But then, when we were working on the film day after day, I realized I had been living with this character for four years; I had created the reality of the film — there simply was no part or detail of the story that I wouldn’t have had thought out. Working with the cast and the crew, I realized I had the answers to all of their questions; I knew precisely how to direct the DOP and the cast, and I also created a space for their personal creative input. I knew they would give me exactly what my story needed.

W&H: The story of “A Good Wife” shows a whole other feminine side of the Balkan war narrative.

MK: For me, it’s just a personal — even if not autobiographical — story, a story from my own point of view. A woman’s point of view is something that usually brings to light new dimensions of the story we’ve heard before. In the Balkans — as well as almost everywhere around the world — it is slowly, but surely making its way onto the center stage, finding a place for itself. It’s breaking free of being so rare that it keeps being seen as some kind of an endangered species. So far, the history and all of its important events belonged to the men, but I think more and more women around the world are determined to enter the professions and spaces traditionally reserved for men, even though the societies around the world sometimes still don’t look upon it nicely. Still, I expect to see more and more of these kinds of stories.

But really, I just wanted to tell my own story, I wasn’t thinking about it being “a woman’s story.” I really wanted to express myself through it. It wasn’t so much about career or artistic ambition, because I’ve had plenty of that through the years. Now, I want to explore.

W&H: In cinematic depictions of the war in the Balkans, women are usually relegated to the roles of victims of men’s violence. “A Good Wife” portrays another reality, similar to the writing of Simone de Beauvoir, who saw women as men’s accomplices, consenting to their own oppression by remaining passive and refusing to take on the “anxiety of existence.”

MK: This was very important for me. In the nineties, I was very active in anti-war movements, fighting against the regime that made the peoples of the Balkans so horribly miserable, even the people whose leaders they pretended to be. Serbia held elections throughout the war, but the same politicians kept winning over and over again, while the protests outside were also always attended by the same people. A large majority kept quiet, thinking they can’t do anything anyway. They had their jobs, led their own lives. Like them, I consider my protagonist accountable for what happened.

Within her family, with her behavior and her attitude, she enabled her husband to think that his life is OK. That it is OK to cross the border with his unit, carry out the tasks he has been ordered to do and get paid well for it; to come home, where his wife is waiting, someone dear to him, a genuinely good person, who would never hurt a fly. She loves her family, loves her children and her friends, she is a valuable member of the society. Still, she never asked: “What did you do there?” even though he brought weapons home, even though she washed his uniform. He was giving her money, and she never asked herself about it, because she didn’t want to deal with it. She thought it’s none of her business. She is a woman, a wife, with her own responsibilities — the house, the children, her personal relationship with her husband, but she never interfered with his work.

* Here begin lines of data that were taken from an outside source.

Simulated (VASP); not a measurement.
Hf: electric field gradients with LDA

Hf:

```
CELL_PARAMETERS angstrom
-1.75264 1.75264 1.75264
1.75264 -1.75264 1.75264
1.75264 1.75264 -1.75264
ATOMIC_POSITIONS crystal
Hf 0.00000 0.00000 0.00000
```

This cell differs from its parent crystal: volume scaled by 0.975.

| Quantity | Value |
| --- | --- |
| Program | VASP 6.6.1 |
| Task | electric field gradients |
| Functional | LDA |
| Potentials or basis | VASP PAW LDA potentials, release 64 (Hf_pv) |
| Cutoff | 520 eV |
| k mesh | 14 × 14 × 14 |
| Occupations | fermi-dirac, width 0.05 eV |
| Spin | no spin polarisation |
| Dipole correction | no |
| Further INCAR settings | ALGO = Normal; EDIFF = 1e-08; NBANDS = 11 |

A lot of women are like that, thinking it’s none of their business. It’s very common. Since we’re children, we are being told not to worry about these things, to let them handle it. It’s not something women should deal with. I am talking about a very polarized way of thinking, but still, both men and women agree to it. She agreed because it was more comfortable, because she likes her position of being protected, she likes having someone to take care of her. And I’ve envisioned the character of the husband as an ideal husband in the Balkans. This is a man who makes sure his family has enough money, who comes home when he said he will, who doesn’t embarrass his wife in public with his mistresses, who is a respectable member of the society, who has good connections … Their family is a Serbian ideal — and I wanted to show its dark side. There usually is one.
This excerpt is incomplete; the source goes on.